Late ballot counting dims Wells’ hope of catching Whipple in Wichita mayor race
State Rep. Brandon Whipple expanded his election-night lead with the counting of late mail ballots on Friday, apparently dashing Lyndy Wells’ hopes for a miracle comeback in the primary race for Wichita mayor.
Whipple currently is the second-place finish in Tuesday’s primary election, setting the scene for a head-to-head matchup with incumbent Mayor Jeff Longwell in the Nov. 5 general election.
Although he now trails Whipple by 234 votes with about 519 ballots provisional ballots uncounted, Wells said he does not plan to concede until after the final canvass on Thursday.

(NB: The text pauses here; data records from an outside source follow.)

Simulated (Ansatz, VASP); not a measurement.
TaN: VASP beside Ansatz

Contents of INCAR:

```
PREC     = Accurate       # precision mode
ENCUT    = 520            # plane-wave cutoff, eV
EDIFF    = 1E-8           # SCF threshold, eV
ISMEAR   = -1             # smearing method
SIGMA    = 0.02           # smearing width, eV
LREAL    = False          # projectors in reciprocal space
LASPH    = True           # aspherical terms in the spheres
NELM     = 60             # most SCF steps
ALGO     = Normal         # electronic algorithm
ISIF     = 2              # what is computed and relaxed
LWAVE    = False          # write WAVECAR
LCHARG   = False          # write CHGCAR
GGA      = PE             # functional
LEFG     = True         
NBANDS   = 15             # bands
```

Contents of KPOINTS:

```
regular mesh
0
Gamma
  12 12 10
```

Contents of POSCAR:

After Tuesday’s counting, Whipple led Wells by 160 votes.
Wells, a retired banker, told supporters at his election party he hoped to make a comeback with late mail-in votes and provisional ballots remaining to be counted. But the gap got wider Friday.
“It certainly doesn’t look like the case is strengthening,” Wells said. “We were just committing to wait until we got clear through the process and all the votes got counted. At this point we’re probably just going to observe the provisional process . . . and then accept the result.”
Whipple wasn’t claiming victory, either.
“I respect Lyndy and I understand his team worked really hard,” Whipple said. “And if they want to wait until the last vote is counted, I completely understand that.”
The updated count shows Whipple with 5,916 votes to Wells’ 5,682.
Longwell led the field with 7,266 votes.
The votes counted Friday are late mail-in ballots.
Kansas law requires mail ballots to be counted if they are postmarked on or before election day and received by the Friday after the election.
Sedgwick County Commissioners will meet Thursday to count the remaining ballots, almost all of which are provisional ballots cast at polling places on Tuesday.
Election Commissioner Tabitha Lehman said 521 ballots were counted on Friday and her office’s preliminary count of remaining ballots is 519.
Not all of those will end up being counted, as the commissioners will undoubtedly reject some provisional ballots as being improperly cast.